It is an ENDLESS cycle of doing your best, then feeling guilty for all of the moments and situations where you fell short. This cycle will never stop until you stop it. And you CAN stop it. All you need to do is realize a few simple truths.
You will not love every moment of motherhood.
This is fact. You love motherhood, and you love your children OF COURSE. You’ll never not love them, even in the most difficult times.
But there will be moments of motherhood where you don’t feel in love with it. I’ll use ice cream as an example.
You can LOVE ice cream, but I doubt that you love having a brain freeze. This is normal, and does not make you a bad mother. It’s not something to feel guilty about.
You have never parented this child on this exact day at this exact moment before.
And even if you had, kids are unpredictable. They can be the happiest kid in the world one minute, and throwing a screaming, wailing tantrum on the floor the next.
You never know what to expect or how to prepare for the hours to come.
Your kids are learning, changing, and growing constantly. And guess what? So are you.
No one has this parenting thing down completely, and none of us has all the answers. The moms who look like they have it all together, are going through their own storms, just like you.
You can’t expect more from yourself than doing your best in the moment that you’re in.
And your best will not be perfect, so don’t expect it to be. Again, not something to feel guilty about.
Your kids are likely going to remember all of the amazing times they have had with you.
They are going to remember how fiercely you have always loved them. How hard you worked to provide everything they needed, as well as wanted.
They are going to remember the awesome birthday parties you threw for them, the spontaneous breakfast outings, the nights that you ordered delivery and watched 2 movies in a row.
The lazy days when you guys stayed home in bed, watching cartoons and snuggling.
They are going to remember the hikes you took, that one summer when you took them to amusement parks a dozen times, and all of the pool days.
Big things and little things… they remember everything that brought them so much joy and made them feel loved.

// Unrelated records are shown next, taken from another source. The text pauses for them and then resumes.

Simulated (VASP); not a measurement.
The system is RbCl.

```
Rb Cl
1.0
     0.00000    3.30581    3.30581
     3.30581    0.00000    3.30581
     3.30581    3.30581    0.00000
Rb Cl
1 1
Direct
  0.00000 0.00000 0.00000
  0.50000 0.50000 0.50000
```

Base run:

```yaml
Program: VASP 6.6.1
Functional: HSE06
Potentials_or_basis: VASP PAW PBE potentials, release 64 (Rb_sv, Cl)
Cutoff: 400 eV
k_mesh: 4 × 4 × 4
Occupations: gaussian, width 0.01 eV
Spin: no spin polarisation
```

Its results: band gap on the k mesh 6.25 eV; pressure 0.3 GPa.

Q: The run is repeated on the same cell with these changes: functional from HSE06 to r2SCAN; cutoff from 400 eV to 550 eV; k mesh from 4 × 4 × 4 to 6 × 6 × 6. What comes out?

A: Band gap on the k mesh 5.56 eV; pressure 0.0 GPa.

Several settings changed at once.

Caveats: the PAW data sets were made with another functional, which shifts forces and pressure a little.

No one has a perfect childhood, but when I look back on mine, the most significant memories that come to my mind are the simple, happy ones.
I remember going to Sam’s Club on Saturdays with my dad and my brother to grocery shop, eat samples, and giant pizza slices.
I remember the nights where the sky was dark and full of stars, and my mom and I would look for the brightest one to call our “Special Star”. And I searched for the special star on the nights that I was at my dads, and missed my mom.
I can remember times when I was a little bit older that I knew there was something stressful going on in their lives, but those memories do not stick out to me as much as all of the amazing ones do.
And I think that is pretty standard for many of us.
Your children are going to remember all of the good times.
They will probably never know that the takeout/movie nights were because you had a really hard week, and you were stressed out, or that the lazy days spent in bed were because you were dealing with too many emotions that day to go out and face the world.
You are only human, and as long as you are doing your best every day, you are the perfect mother for your child, and you should rest easily every night knowing that they will remember your fierce, everlasting love for them, and all of the ways that you showed it.
So stop bullying yourself. Reflection is a great thing.
It is healthy for us to look back on situations and consider alternative ways to have better handled them.
But the obsessive guilting and tormenting yourself over small mistakes that are often out of your control, is not healthy.
It will quickly convince you that you are a bad mom, when you are most likely an AMAZING mother.
If you love your children endlessly, take good care of them, and do your best every day, you are winning as a mother.
Let yourself grow and learn.
Your children teach you as much as you teach them, if not more.
They will teach you about patience and forgiveness, the best ways to love and discipline them, the importance of grace, and the value of time and presence.
Give yourself a break, and allow yourself to make and learn from mistakes.
And GET SOME FREAKING SLEEP. Staying up feeling guilty all night can not turn back time… it just makes it harder for you to feel well-rested and conquer the next day. You are doing great. Deep breaths.